Gonzalez said that he was with Gamboa for 45 minutes following the fight waiting for a commission representative to show up to collect his urine sample but nobody ever arrived and they left.
"He's a little peeved about it because they had ordered an anti-doping test after the fight and we didn't do one," Gonzalez said. "Nobody ever came. We expected there would be somebody to take the sample and John Duggan, the WBO supervisor [for the organization sanctioning the title], confirmed there would be but nobody came to take the urine. We were definitely disturbed by it."

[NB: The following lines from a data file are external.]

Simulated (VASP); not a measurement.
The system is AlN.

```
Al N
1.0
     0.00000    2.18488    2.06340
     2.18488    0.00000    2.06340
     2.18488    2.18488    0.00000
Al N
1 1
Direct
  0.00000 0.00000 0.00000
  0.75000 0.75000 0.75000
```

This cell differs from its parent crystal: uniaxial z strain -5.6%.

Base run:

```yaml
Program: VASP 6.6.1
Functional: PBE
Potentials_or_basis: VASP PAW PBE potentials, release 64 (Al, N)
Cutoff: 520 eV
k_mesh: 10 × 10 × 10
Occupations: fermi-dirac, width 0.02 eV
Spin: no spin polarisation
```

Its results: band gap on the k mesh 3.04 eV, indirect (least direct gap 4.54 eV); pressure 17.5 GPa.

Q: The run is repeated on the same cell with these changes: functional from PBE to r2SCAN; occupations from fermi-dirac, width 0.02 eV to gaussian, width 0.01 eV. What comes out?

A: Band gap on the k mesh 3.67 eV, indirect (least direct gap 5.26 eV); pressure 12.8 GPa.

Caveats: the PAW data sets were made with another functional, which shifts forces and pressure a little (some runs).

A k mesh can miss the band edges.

Duggan told ESPN.com that he saw Gamboa and Gonzalez in the dressing room after the fight and said "they were waiting to be tested and would somebody come in because they were ready. I couldn't find anyone from the commission. Then I saw them again in the hotel and they said they'd make themselves available any time to be tested."
Crawford was not tested either, according to co-manager Brian McIntyre, who was with him in the dressing room.
"The Nebraska commission dropped the ball," McIntyre said. "They were supposed to test both guys and they should have tested both guys, but the commission dropped the ball on it. Terence was more than willing to test. He was willing to do random testing leading up to the fight and wanted it in the contract but it didn't happen. The least we could have had was the regular commission testing. It shows you the inexperience of the commission."
The fight was the first world title bout in Omaha in 42 years. But there could be more because Top Rank intends to bring Crawford back to fight there in the fall and probably after that as well. It is incumbent upon the Nebraska commission to do a better job.
Duggan said drug testing was on the agenda to discuss at the rules meeting after the weigh-in but the topic was never broached.
"We put it on our rules agenda to discuss drug testing. I was surprised that drug testing is random in Nebraska," Duggan said, referring to the fact that the commission can randomly select any fight from the card to test. "I don't think our fight was selected. I don't know if there was any reason why it wasn't selected. We encourage all of the commissions to do anti-doping testing for credibility. Our position is we encourage them to test but we can't force them to test or conduct the test ourselves, but we would like it done."
Brian Dunn, the deputy athletic commissioner in Nebraska, told ESPN.com by email on Wednesday that the commission did not test because nobody from the WBO asked for it -- even though Duggan said the WBO did suggest it and that the commission was well within its rights to test on its own.
"In Nebraska, every contestant is subject to random drug testing, but we do not have a policy that requires certain competitors be tested," Dunn said. "We are, of course, willing to test any athlete at the request of organizations, but no particular testing was requested from the WBO. Neither boxer was told that they would be tested after the bout, at least not by my staff. I am sorry to hear they were waiting."
Told that both fighter camps said that they had been told they would be tested, Dunn wrote, "Again, I am sorry those guys waited. I think maybe Mr. Duggan assumed we would test and, by all rights, maybe we should have tested. We never spoke about testing, but I will make sure to at least discuss [it] with the sanctioning organization supervisor in the future."
It better be more than a discussion. It better be a pledge to carry out quality testing.